Will Your Stocks Go Up or Down?


Two weeks ago, Wells Fargo announced better than expected earnings and record numbers. You would expect their stock price to soar. But did it?   No, it went down. It reminded me how a few years ago Exxon Mobil announced that they earned more money in a single quarter than any company had in history. What happened to their stock price that day? Like Wells Fargo, it went down.

It seems to make no sense, does it? Companies announce record earnings, their stock price goes down. Companies announce they are losing money so they are laying off thousands, and what happens? Their price goes up. What the heck is going on?
What we need to remember about stock prices is simply this: Today’s value of a company has absolutely nothing to do with what that company has done in the past. It has everything to do with what everyone expects that company to do in the future.

In the case of Wells Fargo, investors saw the past quarter as being really good. That was great, but they also saw that mortgage applications have dropped dramatically, which they expect will hurt Wells Fargo’s earnings in the future. Therefore, the stock price went down.

Here’s the problem with all of this. Can you tell me with any certainty what will happen in the future? You can make guesses. You can judge probabilities. But the unexpected has a habit of rearing its ugly head, doesn’t it? When the unexpected says hello, it can throw all of your guesses and probabilities out the window and create a new reality.

If you are honest and you pay attention, you will find that the unexpected shows up far more often than you want it to. As a result, guessing what will happen in the future becomes iffy at best. And that means that current market valuations may also be iffy.
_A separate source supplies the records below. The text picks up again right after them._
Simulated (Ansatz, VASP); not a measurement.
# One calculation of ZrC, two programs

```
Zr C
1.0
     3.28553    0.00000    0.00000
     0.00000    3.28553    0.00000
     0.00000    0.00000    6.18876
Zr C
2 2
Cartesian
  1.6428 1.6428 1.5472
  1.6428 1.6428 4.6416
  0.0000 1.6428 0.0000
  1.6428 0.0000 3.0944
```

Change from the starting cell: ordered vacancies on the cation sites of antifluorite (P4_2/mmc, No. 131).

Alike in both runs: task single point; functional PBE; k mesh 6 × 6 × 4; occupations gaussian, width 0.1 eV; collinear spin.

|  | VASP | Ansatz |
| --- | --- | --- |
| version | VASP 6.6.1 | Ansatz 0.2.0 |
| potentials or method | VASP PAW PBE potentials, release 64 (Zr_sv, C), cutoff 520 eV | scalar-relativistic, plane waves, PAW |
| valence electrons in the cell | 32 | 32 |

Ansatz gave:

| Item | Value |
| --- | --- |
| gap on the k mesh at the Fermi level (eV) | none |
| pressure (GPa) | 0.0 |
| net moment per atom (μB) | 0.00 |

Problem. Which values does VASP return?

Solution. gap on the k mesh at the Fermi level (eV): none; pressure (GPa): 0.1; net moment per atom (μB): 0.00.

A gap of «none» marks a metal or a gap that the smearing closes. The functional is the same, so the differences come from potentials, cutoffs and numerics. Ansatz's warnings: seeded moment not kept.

That’s why markets are so volatile. New information comes into play every day. That new information is often filed under the category of unexpected. The result – markets start moving dramatically as they factor in the new information.

This is how stocks are priced, and together, how the market is valued. Clearly, it’s a bad environment for the portions of your portfolio that need to deliver income to you day in and day out. It’s fine for taking chances. It’s not fine for core income.

Keep that in mind as you prepare your overall retirement plan.